I woke up today to news that some protestors had shown up to Anzac Day events in Melbourne, Perth, and Sydney to protest about something. I was shocked and bewildered about anyone finding any cause to protest on one of Australia’s and Aotearoa’s most important days. The truth, as it turned out, was much worse.
For those readers who may not be aware of Australian and Aotearoa history, let me explain a bit about Anzac Day and what it has come to mean. When England entered World War One against Germany and the other Axis powers in 1914, her colonies and former colonies followed suit. Australia had gone through federation in 1901, and was independent, but still answered the call. Troops were sent to Europe, but were diverted to Egypt for training out of consideration of the Anzacs’ perceived sensitivity to an English winter. When Turkiye entered the war on the side of the Axis powers, a plan was hatched to take them out of the war and open a supply route to Russia, an ally of England and France. The plan was to land troops on the Gallipoli Peninsular and drive towards the Bosporus and open up the sea lane to the Black Sea.
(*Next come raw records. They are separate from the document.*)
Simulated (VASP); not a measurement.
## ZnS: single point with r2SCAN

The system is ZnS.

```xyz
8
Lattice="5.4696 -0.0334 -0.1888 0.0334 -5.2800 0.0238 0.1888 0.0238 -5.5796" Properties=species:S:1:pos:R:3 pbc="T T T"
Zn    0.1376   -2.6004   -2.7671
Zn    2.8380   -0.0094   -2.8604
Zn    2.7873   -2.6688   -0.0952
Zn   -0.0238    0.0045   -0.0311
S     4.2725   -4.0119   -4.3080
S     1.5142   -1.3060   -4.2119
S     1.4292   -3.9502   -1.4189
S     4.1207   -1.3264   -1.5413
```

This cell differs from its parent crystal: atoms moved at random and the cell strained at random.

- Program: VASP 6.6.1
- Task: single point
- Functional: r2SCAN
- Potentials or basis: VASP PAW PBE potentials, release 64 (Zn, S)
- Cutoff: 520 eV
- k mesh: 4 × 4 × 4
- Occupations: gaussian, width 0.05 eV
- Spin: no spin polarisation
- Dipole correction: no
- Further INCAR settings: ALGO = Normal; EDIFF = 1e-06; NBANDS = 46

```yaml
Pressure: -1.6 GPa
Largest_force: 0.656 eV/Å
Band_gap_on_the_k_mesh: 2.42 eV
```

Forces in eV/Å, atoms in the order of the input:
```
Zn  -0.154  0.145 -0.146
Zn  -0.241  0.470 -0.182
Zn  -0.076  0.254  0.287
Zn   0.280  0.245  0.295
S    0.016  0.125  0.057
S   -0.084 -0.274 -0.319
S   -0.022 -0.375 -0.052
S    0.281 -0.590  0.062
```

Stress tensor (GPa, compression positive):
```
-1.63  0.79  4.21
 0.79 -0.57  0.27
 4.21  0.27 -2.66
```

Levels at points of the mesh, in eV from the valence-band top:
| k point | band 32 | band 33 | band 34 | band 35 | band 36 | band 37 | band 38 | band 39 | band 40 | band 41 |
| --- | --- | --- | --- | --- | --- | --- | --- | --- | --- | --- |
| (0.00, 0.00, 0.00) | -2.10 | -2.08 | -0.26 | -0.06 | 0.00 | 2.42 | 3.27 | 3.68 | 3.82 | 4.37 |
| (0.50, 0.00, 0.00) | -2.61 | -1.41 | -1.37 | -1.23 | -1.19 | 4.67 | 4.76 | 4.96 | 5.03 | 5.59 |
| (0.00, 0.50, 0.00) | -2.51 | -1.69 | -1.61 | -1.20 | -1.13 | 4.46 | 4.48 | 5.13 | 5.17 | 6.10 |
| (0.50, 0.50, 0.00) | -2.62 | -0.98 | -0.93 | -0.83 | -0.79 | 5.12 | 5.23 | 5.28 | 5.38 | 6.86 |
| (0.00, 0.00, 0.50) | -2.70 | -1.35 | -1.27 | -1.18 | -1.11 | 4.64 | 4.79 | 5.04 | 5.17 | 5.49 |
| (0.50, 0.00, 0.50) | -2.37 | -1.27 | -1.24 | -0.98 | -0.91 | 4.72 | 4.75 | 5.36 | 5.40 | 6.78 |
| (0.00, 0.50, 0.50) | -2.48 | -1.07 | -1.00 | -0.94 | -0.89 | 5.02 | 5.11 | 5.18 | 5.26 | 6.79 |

On April 25, 1915, Anzac troops landed on a beach now called Anzac Cove early in the morning. The beach was narrow with a steep climb up to extremely hilly country, full of gullies and steep ridges. The Turkish troops, commanded by the brilliant Mustafa Kemal Atatürk, were waiting on the cliff tops above and on the ridges around Anzac Cove. Anzacs suffered extremely heavy losses, but stayed on the beach and eventually pushed the Turks back. Other landings on the peninsular also met with withering resistance. The campaign lasted until October 1915, marked by battles which reduced units by as much as ninety percent. Ironically, the evacuation, assisted by an ingenious device which dripped water into cups attached to rifle triggers until they fired, was executed without a single casualty. With rifles still firing, the Turkish troops were unaware the Anzacs were legging it back to the boats.
Those heroes that shed their blood and lost their lives …
You are now lying in the soil of a friendly country. Therefore rest in peace. There is no difference between the Johnnies and the Mehmets to us where they lie side by side in this country of ours.
You, the mothers, who sent their sons from far away countries, wipe away your tears. Your sons are now lying in our bosom and are in peace. After having lost their lives on this land they have become our sons as well.
— Mustafa Kemal Atatürk, First President of the Turkish Republic, 1934
The experiences of Gallipoli not only forged a bond between former foes, as expressed in the words of the first president of the Turkish Republic, but it forged part of the identity of an emerging nation. For the first time, in 1915, Australian and Aotearoa troops had fought under the flags of their own nations. The bravery, the heroism, and the losses seeded the Australian ideal of the “digger,” someone who go the job done, no matter what barriers there were. The first Anzac Day was commerated in 1916, just a year after the landings.

In recent years, a Welcome to Country ceremony has been added to many Anzac Day events to acknowledge the First Nations people as custodians of the land veterans of many wars have returned to. This has been an important evolution in the Australian mindset regarding the indigenous people who have the longest continuous culture on the planet.
In 2026, it was this Welcome to Country ceremony which these so-called “protestors” were disrupting (1 News NZ). They were not protesting a war. They were not protesting atrocities being carried out in places like Nigeria, Gaza, Iran, and countless others. These “hecklers,” as they have been politely referred to, were simply racist wankers with delusions of adequacy.1 The individuals who took part in this insulting, shameful display were only there to try to put down the First Nations people in the name of a long history of abuse, oppression, and dispossession of the original people of the land. Their “protest” and their presence was a blight on Australia.
The response of the wider crowds was, in contrast, something to be admired. Crowds clapped louder and louder so these racist bags of crap could not be heard, and police acted quickly to move them on. They arrested one of the scum, and I personally think they should have arrested a tonne more. The wider response, “outrage” as it has been described as, speaks of a wider sense of awareness and acknowledgement that the First Nations have been treated atrociously in Australia and it is well past time they were not only acknowledged, but fully involved in the public and cultural landscape of the nation.
On a day when two nations pause and reflect on the sacrifices of their fallen, which is pretty much the only time the two nations pay any attention to that history at all, communities should be allowed to come together and remember their ancestors in peace and in solidarity.
For any who hold to the myth of race, and then presume to denigrate another human being for their perceived differences, I say “screw you.” What happened in Australia was sickening and vile.
These are my thoughts on Anzac Day 2026.
Lest We Forget.
Thank you to Weird Al Yankovic for this epitaph. See his song “White and Nerdy.”